Jesus’ Invitation: Come
Gospel Reflection John 17:20-26
In the name of the Holy and Undivided Trinity. Amen
Friends! We made it to the Seventh and Final Sunday of Easter! But first, as a bit of a Pop Quiz, what other Holidays or Holy Days were last week?
Last Thursday was the Feast of the Ascension; the day when the church remembers the mysterious and wonderful event we proclaim in our creeds, and we hear about in Luke and Acts, where Jesus rises from the earth and is taken bodily into heaven. Taking place 40 days after Easter, and 10 days between Pentecost, Ascension is doomed to forever land on a Thursday, making celebrating it together trickier.

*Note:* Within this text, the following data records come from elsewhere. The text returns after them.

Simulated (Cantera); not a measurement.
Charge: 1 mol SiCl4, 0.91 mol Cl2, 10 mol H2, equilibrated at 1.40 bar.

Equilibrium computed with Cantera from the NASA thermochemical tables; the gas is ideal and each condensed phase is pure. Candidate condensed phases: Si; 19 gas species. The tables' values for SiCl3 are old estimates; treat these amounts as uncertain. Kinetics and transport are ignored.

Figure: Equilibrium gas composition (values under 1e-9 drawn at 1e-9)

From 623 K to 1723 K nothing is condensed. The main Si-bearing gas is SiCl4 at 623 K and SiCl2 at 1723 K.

It seems worth mentioning as it is Jesus’ final moments with his disciples; and our New Testament readings are also about Jesus’ other final messages and moments. Our Epistle reading is from Revelation, and is the closing words that Jesus has for John of Patmos. Jesus winds up his tour of the coming new creation with an emphasis that it will be, above all, a place of healing.
Likewise, our Gospel reading is Jesus’ last prayer with and for his disciples before he goes to his crucifixion. As much as I would love to go through this line by line with everyone here today, I worry it would end up looking like that Always Sunny in Philadelphia meme with the fellow looking crazed with the strings connecting pieces of paper on a poster board.
So maybe instead of that, we can see Jesus’ prayer as a sort of three part progression.
Jesus’s prayer begins with a desire that all of his disciples would be one. It is not just the twelve disciples, nor the seventy, or the crowds that Jesus has been teaching. It’s “all who will believe me through their word,” which includes you and me, as well as those who have gone before us, and those who will come long after us. Jesus prays that - in some way - we will be united in spirit. As his disciples, we belong to one another in a way that transcends time and space. The church has many ways of making this reality known through things like the church calendar. Our lives are interwoven with the likes of Joan of Arc, John Calvin, and St. Augustine - all of whom we remembered this past week.
Jesus does not stop there. He then prays that we - as one - would be one with him and share in his glory with him. The chief way we see and witness this is through the Eucharist. In Rite 1 - the traditional language that Episcopal Churches will sometimes use - we pray that in the communion, “our bodies will be made clean by his body, and our souls washed through his blood, that we may ever more dwell in him, and he in us.” Our hope is that through communion, in some way, we are grafted into Christ, and Christ is grafted into us.
This is where reflecting on the Ascension is particularly helpful. Christ ascended bodily into heaven. That is, with a human body. The same fleshy body, that was carried by Mary, that worked in Nazareth, and was scared by the Romans. That human body sits at the right hand of God. And it carries all of our humanity.
Which leads us to Jesus’ final request, that we may be in God as Jesus is in God. Jesus is asking that the Father would use him as a sort of bridge, to allow the human experience to become part of the essence of God’s being.
Through the Ascension, and through this prayer, Jesus is showing us that God so loves the world that God took a part of it unto God's-self, and that love for humanity is at the heart of God.
Christian unity is therefore important because it is an outward sign of God’s love for the world. We’re not doing a real great job with being united in faith, given the multitude of Communions, Denominations, and Churches. But it’s a helpful reminder that ecumenicism isn’t just a nice side project, it’s part of the way in which the Spirit works to mend God’s people to mend the creation.
Our reading from Revelation reflects this love that Christ has for the creation. After all the Apocalyptic imagery of the book, and the final inauguration of the New Heavens and the New Earth, Jesus leaves us with these words:
The Spirit and the Bride say: “Come”
Let everyone who hears say: “Come”
Let anyone who is thirsty, who needs healing, who needs liberation, who needs rescuing come.
Let anyone who wishes, hopes, dreams, and yearns take for the water of life as a gift.
Jesus’ final message isn’t one of judgement or condemnation. It’s an invitation to all of humanity to join in the inner life of God. Come.